In two related cases, the U.S. Supreme Court ruled 6-3 on June 29 that using race as a factor in university admissions violates both the 14th Amendment of the Constitution and Title VI of the Civil Rights Act of 1964. At the root of the Court’s decision is a profound questioning of whether “diversity” and all its related attributes provide a sufficient basis to overcome the legal hurdle of using racial preferences.
Opinions of the Court
Chief Justice John Roberts wrote the majority opinion but addressed the constitutional issues underlying both cases. It’s a withering rejection of the Court’s prior affirmative action rulings.
Noting first that the admissions programs at Harvard and the University of North Carolina overtly circumvent the constitutional requirement of “equal protection,” the opinion made clear that—despite prior holdings to the contrary—those programs didn’t present a narrowly tailored, compelling governmental interest that would permit an exception to the constitutional prohibition on using racial preferences.

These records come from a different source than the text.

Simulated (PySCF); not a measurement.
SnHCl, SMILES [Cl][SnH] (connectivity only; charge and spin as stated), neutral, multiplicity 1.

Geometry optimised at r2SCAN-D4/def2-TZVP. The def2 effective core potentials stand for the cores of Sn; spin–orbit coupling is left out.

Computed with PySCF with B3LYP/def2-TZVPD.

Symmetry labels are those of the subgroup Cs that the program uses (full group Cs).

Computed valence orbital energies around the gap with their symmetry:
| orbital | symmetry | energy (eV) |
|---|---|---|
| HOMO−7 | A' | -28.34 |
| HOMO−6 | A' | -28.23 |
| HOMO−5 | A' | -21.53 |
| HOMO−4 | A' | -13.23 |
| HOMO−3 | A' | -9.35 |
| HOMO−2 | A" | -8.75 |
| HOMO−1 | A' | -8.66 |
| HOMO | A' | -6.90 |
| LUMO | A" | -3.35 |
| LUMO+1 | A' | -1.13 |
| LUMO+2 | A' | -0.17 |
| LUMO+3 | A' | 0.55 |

In explicit terms, the Court held the rationales that had supported its prior rulings were inadequate. Specifically, it determined such justifications as “training future leaders in the public and private sectors”; preparing graduates to “adapt to an increasingly pluralistic society”; “better educating its students through diversity broadening and refining understanding”; and “enhancing appreciation, respect, and empathy, cross-racial understanding, and breaking down stereotypes” were commendable goals, but “they are not sufficiently coherent for purposes of strict scrutiny” (emphasis added).
The Court was also troubled by the lack of an end point for the admissions programs and the absence of any standard by which the commendable goals could be assessed, noting that the universities’ “admissions programs fail to articulate a meaningful connection between the means they employ and the goals they pursue.” In conclusion, the Court held that because “Harvard’s and UNC’s admissions programs lack sufficiently focused and measurable objectives warranting the use of race, unavoidably employ race in a negative manner, involve racial stereotyping, and lack meaningful end points, those admissions programs cannot be reconciled with the guarantees of the Equal Protection Clause.”
The Court didn’t foreclose all efforts by universities to apply more than mechanical admissions standards. Justice Roberts explicitly noted that “at the same time, nothing prohibits universities from considering an applicant’s discussion of how race affected the applicant’s life, so long as that discussion is concretely tied to a quality of character or unique ability that the particular applicant can contribute to the university.”
Just how that assessment can be made within the confines of the Court’s ruling will be a challenge to admissions officers. Students for Fair Admissions Inc. v. President and Fellows of Harvard Collegeand Students for Fair Admissions Inc. v. University of North Carolina.
Impact On Employers
Significantly, nothing in this decision expressly addresses affirmative action for federal contractors under Executive Order 11246 or for diversity in employment, in general. Employers will likely face weakening support for diversity programs that this ruling will engender, however, along with the likelihood of fewer minority candidates from elite universities in the employment pipeline.
In addition, Justice Neil Gorsuch’s concurring opinion dissects the various racial and ethnic categories currently used in gathering government statistics and may signal an interest in reviewing the use of such data for purposes of availability and utilization in affirmative action plans, which could lead to a reexamination of that entire program.